Masdevallia, a genus of some 350 species usually from cool, misty mountains of the New World tropics, is known for its showy flowers with sepals striking in their size, shape, and/or color. Their need for a cool, damp environment makes them an excellent choice for cool, coastal climates.
LIGHT: levels for this group usually are thought of as fairly low; however, some successful growers believe that the best flowerings are produced under higher light levels. Plants can be grown, but not necessarily flowered, in the same light levels as those for ferns – 400 to 1,000 foot-candles. Most growers maintain levels adequate for Phalaenopsis and Paphiopedilum – 1,000 to 1,500 foot-candles. Masdevallias can be kept in light intensities up to 2,500 foot-candles if the growing area can be kept cool. Plants grow well under four-tube fluorescent fixtures and can be summered outside in shade.
TEMPERATURES: should be cool to intermediate; plants will grow slowly and eventually expire if temperatures remain high for long periods of time. Cool evenings help reduce heat stress during the day. Nights of 50 to 55° F are ideal; day temperatures should be 60 to 75° F. Evaporative cooling pads or humidifiers are useful in maintaining these conditions.

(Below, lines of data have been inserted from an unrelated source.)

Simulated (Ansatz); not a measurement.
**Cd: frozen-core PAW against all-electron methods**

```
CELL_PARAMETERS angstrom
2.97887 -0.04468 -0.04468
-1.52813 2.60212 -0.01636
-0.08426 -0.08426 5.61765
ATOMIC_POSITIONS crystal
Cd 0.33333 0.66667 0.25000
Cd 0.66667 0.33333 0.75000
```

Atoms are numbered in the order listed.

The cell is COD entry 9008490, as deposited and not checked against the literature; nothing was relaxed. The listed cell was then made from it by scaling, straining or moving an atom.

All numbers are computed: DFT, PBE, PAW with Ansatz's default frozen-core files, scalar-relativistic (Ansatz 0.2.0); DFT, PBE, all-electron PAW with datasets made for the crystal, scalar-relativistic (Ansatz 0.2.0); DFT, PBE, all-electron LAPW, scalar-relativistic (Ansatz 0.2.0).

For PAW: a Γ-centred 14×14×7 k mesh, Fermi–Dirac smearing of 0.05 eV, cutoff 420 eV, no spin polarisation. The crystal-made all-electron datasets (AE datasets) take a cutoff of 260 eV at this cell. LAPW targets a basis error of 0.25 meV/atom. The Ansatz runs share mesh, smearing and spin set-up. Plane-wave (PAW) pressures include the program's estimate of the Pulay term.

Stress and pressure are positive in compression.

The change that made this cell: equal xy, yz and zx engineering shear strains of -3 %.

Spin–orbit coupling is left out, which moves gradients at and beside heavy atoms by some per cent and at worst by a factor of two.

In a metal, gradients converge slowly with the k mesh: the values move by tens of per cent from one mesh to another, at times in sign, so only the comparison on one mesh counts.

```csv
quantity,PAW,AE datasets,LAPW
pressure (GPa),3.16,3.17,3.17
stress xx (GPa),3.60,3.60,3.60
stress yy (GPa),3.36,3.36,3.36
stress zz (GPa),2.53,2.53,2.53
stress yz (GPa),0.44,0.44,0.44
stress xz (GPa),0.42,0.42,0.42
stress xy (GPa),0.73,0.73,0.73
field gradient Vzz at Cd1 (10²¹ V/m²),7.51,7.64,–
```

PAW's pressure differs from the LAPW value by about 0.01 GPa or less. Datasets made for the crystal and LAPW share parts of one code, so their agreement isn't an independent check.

WATER: is critical for these plants because they have minimal water storage tissue. Roots should be allowed to become just dry before watering again if drainage is adequate, constantly moist roots are fine.
HUMIDITY: is important for these plants. The ideal range is 60% to 80%. In the home, mist the plants (in the morning only) and set the plants on trays of gravel partially filled with water. In the greenhouse or enclosed growing area, humidity can be increased by misting or wetting down the floors, while evaporative coolers help raise humidity and lower temperatures. If plants are summered outdoors, automatic misters under the benches are recommended.
FERTILIZER: should be applied regularly while plants are actively growing. Applications of 30-10-10 type formulations twice a month are ideal for plants in a bark-based medium. A 20-20-20 type formulation should be used for plants in other media. If weather is dull, applications once a month are sufficient. Some growers use a high phosphorus, 10-30-20 type formulation (bloom booster) as plants approach flowering.
POTTING: is best done in the winter or early spring, before the heat of summer and/or as new roots are produced. Plants must be repotted frequently, every one to two years, to keep the potting mix from decomposing. A find-grade potting medium, such as fine fir bark is often used with plastic pots. Sphagnum moss if also used, especially for establishing plants. The bottom one quarter to one third of the pot should be filled with drainage material, either broken crock, rocks or Styrofoam "peanuts". The plant should be positioned in the pot so that the newest growth is farthest from the edge of the pot, allowing the maximum number of new growths without crowding the pot. Plants growing in many directions may be positioned in the center of the pot. Spread the roots over a cone of potting medium and fill in around the roots with potting medium to the junction of the roots and the plant. Firm the medium around the roots by applying pressure. Keep humidity high and the potting medium slightly dry until new roots form. A vitamin B1 compound may help establish newly potted plants.